Virool Etl is a library that includes everything needed to solve complex data transformation inside ruby application according to OOP best practices.
The basic idea behind it is to separate transformation state and stateless transforming operations (workflow). Workflow starts with a initial state (injected from outside) and incrementally fill the state following throughout steps.
Another idea is that workflows are composable. A typical approach is to have one workflow to extract data, another to transform them and the last one load data to external device(persist) (ETL).
Virool Etl provides an simple and yet universal DSL to describe workflow and the result code is linear and easy to understand.

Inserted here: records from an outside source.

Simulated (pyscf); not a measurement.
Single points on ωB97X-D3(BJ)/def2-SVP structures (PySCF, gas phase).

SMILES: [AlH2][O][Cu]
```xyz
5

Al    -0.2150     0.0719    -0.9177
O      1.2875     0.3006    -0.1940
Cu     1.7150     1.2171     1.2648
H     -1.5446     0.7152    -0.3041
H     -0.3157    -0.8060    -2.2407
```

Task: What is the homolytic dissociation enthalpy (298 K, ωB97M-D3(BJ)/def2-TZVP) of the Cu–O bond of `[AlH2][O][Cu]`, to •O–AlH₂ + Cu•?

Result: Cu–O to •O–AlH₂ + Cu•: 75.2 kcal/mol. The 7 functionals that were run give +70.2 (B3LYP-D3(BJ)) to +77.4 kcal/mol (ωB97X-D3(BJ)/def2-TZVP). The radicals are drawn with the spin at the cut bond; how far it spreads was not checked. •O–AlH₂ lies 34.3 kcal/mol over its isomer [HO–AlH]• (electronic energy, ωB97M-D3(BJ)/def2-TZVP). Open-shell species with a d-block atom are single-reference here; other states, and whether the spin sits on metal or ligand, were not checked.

This gem is super lightweight (just about 100 LOC) and does not affect the performance of the host application.
Add the following code to Gemfile
gem 'etl', :git => 'git://github.com/OBSLabs/etl.git'
and run bundle install
Now Etl::Workflow
module is available in the application.
The next step is create a brand new workflow.
module MyWorkflow
extend Etl::Workflow
step do |x|
x + 10
end
end
To eval workflow: MyWorkflow.run(32) #=> 42
Workflow is a sequential set of neccessary & sufficient operations to load the data into the end target. Workflow is stateless and state is passed from one step/workflow to another. The root workflow defines the initial state. Workflow is a stand alone component that has a single entry point (inital state), set of operations to accomplish the end goal. set of operations could be grouped into 3 parts.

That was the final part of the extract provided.